I have the following vector field:
$\bar v= \langle y^2+z^2, x^2+z^2, x^2+y^2\rangle $ and $\bar x=x \hat i+ y\hat j+z\hat k $
Part $a$ asks to prove that $(\nabla\times \bar v)\cdot \bar x=0$.
Part $b$ states, let $\Gamma$ be any curve from $(2,0,0)$ to ($-2,0,0)$ on the sphere, $x^2+y^2+z^2=4$, use results from $a$ to calculate, $$\int_{\Gamma}^{} \bar v \cdot d\bar r$$
Since $(\nabla\times \bar v)\cdot \bar x=0$, this results in the Stokes' Theorem giving a value of $0$, since, according to the theorem, $$\int_{\Gamma}^{} \bar v \cdot d\bar r = \int{\int_{S}^{} (\nabla\times \bar v)\bar x\cdot dS}$$ Can someone elaborate on what this means, mathematically or physically? Or have I have made a conceptual mistake?
You can only apply Stokes's Theorem if you have a closed curve $\Gamma$ bounding a surface $S$. Now it is true that at the point $\vec x$ on the given sphere, the unit normal is a scalar multiple of $\vec x$, so if we take the flux of $\nabla\times\vec v$ across any portion of the sphere, we will get $0$.

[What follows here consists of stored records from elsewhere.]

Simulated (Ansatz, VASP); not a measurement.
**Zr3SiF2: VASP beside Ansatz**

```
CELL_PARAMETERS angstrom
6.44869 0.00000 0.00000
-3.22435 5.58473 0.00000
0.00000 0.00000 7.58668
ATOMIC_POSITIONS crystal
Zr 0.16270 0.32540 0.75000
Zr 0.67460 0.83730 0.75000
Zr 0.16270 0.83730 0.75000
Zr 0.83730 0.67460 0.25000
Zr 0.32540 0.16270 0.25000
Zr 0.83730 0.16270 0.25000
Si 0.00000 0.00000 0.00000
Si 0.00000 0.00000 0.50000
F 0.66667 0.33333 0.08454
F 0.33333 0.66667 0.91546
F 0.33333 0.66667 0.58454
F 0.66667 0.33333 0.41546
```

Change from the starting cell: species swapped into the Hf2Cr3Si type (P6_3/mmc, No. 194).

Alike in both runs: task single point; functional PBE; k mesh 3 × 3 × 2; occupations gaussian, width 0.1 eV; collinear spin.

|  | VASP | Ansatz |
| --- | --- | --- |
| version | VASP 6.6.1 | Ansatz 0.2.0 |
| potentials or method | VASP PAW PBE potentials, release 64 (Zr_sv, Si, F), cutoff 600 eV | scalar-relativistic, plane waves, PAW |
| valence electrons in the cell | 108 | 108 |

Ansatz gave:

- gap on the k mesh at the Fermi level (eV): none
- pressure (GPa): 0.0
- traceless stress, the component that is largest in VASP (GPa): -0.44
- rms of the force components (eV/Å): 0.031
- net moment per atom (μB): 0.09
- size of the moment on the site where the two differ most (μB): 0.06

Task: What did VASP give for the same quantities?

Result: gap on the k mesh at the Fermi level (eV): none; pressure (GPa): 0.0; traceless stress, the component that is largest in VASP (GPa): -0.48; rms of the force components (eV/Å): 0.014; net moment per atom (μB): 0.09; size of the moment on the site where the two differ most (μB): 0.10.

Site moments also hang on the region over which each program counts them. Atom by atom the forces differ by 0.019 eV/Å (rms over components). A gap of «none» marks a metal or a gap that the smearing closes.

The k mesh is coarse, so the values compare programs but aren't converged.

Here'a suggestion: Make a closed curve by taking your curve $\Gamma$ from $(2,0,0)$ to $(-2,0,0)$ and following it with one of the semicircles $x^2+y^2=4$, $z=0$ going from $(-2,0,0)$ to $(2,0,0)$ — say $\Gamma'$. Now you have a closed curve $\bar\Gamma$ and what I said above applies. So all you have to do is do the line integral $$\int_{\Gamma'}\vec v\cdot d\vec r = \int_{\Gamma'} y^2\,dx + x^2\,dy$$ explicitly and see that its value is $0$. Oh dear, but it isn't. So the homework problem is flawed.